Until then, Doug had worked as a radio announcer, all around the country, including the breakfast show on MIX-106FM in Canberra. He took long-service leave from the industry in 1997, and didn’t look back.

Unlike many involved in the antiques and collectibles industry, Doug never really collected anything after his vinyl ventures.

“I suppose it was because I’d been through so many houses, where you pick your way through what other people collected.

“I just didn’t want to be one of those poor old guys that someone else has to go through their stuff when they die.

“My rule has always been if you bring one new thing in, one thing in [the house] has to go.”

Window of jewellery

About a dozen different vendors, selling everything from vintage jewellery to kitchenalia, sell their wares at the Fyshwick shop. Photo: Sally Hopman.

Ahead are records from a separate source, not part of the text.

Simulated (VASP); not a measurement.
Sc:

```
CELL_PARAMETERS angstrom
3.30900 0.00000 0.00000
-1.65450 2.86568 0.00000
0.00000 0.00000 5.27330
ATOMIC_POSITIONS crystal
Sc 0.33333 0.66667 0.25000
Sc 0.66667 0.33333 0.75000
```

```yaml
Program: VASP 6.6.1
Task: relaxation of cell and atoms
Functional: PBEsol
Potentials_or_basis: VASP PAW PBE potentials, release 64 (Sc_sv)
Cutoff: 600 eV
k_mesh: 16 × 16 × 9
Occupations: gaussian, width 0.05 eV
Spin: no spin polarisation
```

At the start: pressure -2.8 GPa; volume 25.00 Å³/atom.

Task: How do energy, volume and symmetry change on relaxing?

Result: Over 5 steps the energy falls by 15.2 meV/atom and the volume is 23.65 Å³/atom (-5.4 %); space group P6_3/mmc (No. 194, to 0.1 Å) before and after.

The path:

Even if something special takes his eye? “In this business, you get a bit blase about things,” he said. “Although I do love the art noveau era, all the good pieces that came out of that time – and jewellery, of course, that’s always desirable.”

Doug says he is seriously considering selling the business if he is approached by the right person or people. For the man who has put more hours into the Fyshwick business than he has seen pieces of “brown furniture”, a couple would be best placed to take over.

“It really needs at least two people to do this,” he said. “A dedicated couple could romp it in.

“But you have to have passion. Passion is what makes you work towards your goal – and achieve it.

“I’d sell it on a walk-in, walk-out basis but would have to make sure that all the traders here are looked after.

“The right person coming in here would do that.”